Life inside the facilities is rotten, but worse, the purpose they serve is reprehensible. Despite the lie from federal officials that the deportation program targets the “worst of the worst,” it is in fact a racist effort to boot from the country as many nonwhite residents without permanent authorization as possible. About 65% of people arrested by ICE in Colorado last year didn’t even have a criminal record. The Aurora facility, like ICE detention centers everywhere, is for many detainees a way station that precedes transfer to foreign countries or prisons. About 12 Aurora detainees last year were sent to the brutal CECOT prison in El Salvador.
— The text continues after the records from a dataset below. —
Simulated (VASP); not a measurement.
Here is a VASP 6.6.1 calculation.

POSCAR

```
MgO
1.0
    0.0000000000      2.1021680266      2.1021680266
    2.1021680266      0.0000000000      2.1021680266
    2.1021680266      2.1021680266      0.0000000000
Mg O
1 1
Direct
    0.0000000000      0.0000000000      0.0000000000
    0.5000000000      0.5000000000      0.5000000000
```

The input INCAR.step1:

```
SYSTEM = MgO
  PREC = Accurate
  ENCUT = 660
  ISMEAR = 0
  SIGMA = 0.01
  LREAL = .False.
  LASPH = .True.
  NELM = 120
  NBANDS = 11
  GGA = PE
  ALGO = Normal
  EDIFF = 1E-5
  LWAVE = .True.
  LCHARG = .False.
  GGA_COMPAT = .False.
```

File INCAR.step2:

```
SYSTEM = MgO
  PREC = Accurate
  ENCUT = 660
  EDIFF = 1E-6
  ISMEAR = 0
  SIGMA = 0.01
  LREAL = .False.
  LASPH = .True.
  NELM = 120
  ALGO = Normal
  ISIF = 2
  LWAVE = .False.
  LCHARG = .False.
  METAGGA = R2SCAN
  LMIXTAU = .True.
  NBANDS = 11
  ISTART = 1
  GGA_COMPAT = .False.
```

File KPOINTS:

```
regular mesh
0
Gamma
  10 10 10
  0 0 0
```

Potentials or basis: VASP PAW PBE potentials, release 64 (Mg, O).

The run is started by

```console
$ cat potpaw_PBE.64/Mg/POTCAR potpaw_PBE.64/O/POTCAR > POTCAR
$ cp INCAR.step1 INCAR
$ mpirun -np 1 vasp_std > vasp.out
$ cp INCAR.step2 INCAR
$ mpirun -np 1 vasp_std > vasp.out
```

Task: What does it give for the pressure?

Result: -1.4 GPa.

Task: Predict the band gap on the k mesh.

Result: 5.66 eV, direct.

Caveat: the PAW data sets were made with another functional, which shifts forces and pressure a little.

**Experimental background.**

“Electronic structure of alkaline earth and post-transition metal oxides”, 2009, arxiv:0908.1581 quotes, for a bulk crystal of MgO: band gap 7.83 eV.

The administration has repeatedly trampled the Constitution to pursue deportations, including by denying detainees basic due process rights. Last month, the Trump Justice Department fired a Colorado immigration judge. No official reason was given, but it’s plain the judge angered top officials when she followed the law and granted bond hearings to eligible immigrants.
How can Coloradans stand for more of this?
“We have seen a complete failure by the Trump Administration in operating ICE detention centers with any decency, accountability or transparency,” U.S. Senator Michael Bennet of Colorado said in a social media post this week about the Hudson facility. He said he will “work towards preventing the opening of this facility.”
This is the critical test: Will Bennet and other Coloradans actually do the work to prevent the opening of the facility, or is the outrage just rhetoric?
They’re not helpless. The administration’s doomed plan to convert empty warehouses into mass detention centers illustrates that public pressure, legal challenges and municipal obstruction can be highly effective means of resistance. Community pressure helped scuttle ICE’s plans to use a Virginia warehouse and a Texas warehouse for detention. Salt Lake City leaders sued the Department of Homeland Security over its plans for a large-scale immigration detention center, which are now on hold. Portland, Oregon, leaders invoked land-use rules to oppose the ICE presence there.
“The warehouses were a quick concept to scale up mass deportation,” John Fabbricatore, who was the ICE field office director in Denver during the first Trump administration, told The New York Times last month. He added that “the left was able to throw up immediate roadblocks,” and the warehouse detention plan “was the easiest point for the Democrats to attack and stop that effort.”
Coloradans — from residents to Hudson town council members to state lawmakers to Governor Jared Polis to members of the state’s congressional delegation — can “attack and stop” the effort to site a new ICE detention center in Colorado. Failure to try is a form of complicity.